As for the Railly's deja vu regarding Cole, it is one of the very few
loose ends left unresolved -- probably on purpose. Or we can accept it
as just dejau vu.
JGP
: : >well, actually it is the fact that she had a picture of Cole from WW I
: : >on the wall of her apartment might have something to do with her
: : >remembering him.
: : She has that picture on her wall in 1996. Since we don't see her apartment
: : circa 1990, what makes you so sure?
: : >She sees
: : >Cole for the first time in person in 1990, but at that time she already
: : >had in her possession the photograph of Cole.
: : There's no evidence of this in the film.

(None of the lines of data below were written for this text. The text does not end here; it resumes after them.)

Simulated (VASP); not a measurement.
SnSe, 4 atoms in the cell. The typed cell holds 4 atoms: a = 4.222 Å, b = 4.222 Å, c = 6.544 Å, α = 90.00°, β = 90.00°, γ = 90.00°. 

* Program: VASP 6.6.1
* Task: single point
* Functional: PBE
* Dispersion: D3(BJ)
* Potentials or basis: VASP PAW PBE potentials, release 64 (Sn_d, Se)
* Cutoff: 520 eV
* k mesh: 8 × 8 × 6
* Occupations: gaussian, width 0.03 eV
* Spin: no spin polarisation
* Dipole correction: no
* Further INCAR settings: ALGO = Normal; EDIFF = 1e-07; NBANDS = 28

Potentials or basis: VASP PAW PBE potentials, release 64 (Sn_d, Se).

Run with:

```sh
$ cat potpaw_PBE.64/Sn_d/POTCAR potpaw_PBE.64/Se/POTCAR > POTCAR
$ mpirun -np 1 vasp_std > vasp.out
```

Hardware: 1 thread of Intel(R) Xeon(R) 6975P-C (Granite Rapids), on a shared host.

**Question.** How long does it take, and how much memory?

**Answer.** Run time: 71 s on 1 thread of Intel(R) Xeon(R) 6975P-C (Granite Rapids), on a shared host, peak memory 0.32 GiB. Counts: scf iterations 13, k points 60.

: Sure there is, indirect evidence at least. In her 1990
: lecture, she talked about a French soldier wounded in WWI who forgot
: how to speak French but spoke fluent English. It's clear that
: she was talking about Jose. During her research she undoubtedly found
: the photograph of him which is where she also saw Cole.
Following up to my own post - oops, my mistake. I just saw it again -
the lecture was in 1996, not 1990. It's still possible that she saw
the photo though. Maybe she was working on her book back then, or
possibly her doctoral thesis eventually turned into her book. It
doesn't explain why she remembers him with hair, though. Possibly
something was left on the cutting room floor?
Upon second viewing, I find myself in the 'history can't be changed'
camp - everything is consistent with this view. first time I
saw the movie, it appeared that the past had changed - in one of
his dreams, Cole saw Goines as the man at the airport with the
case. This dream, however, immediately followed his escape from
the mental institution where he was heavily drugged. In the
escape sequence, he briefly saw the 1990 guard as the guard from the
future, so mixing up faces was likely a result of the tranquilizers.
Some observations upon second viewing:
- Both the young James and Cole's eyes were bluish grey, not brown.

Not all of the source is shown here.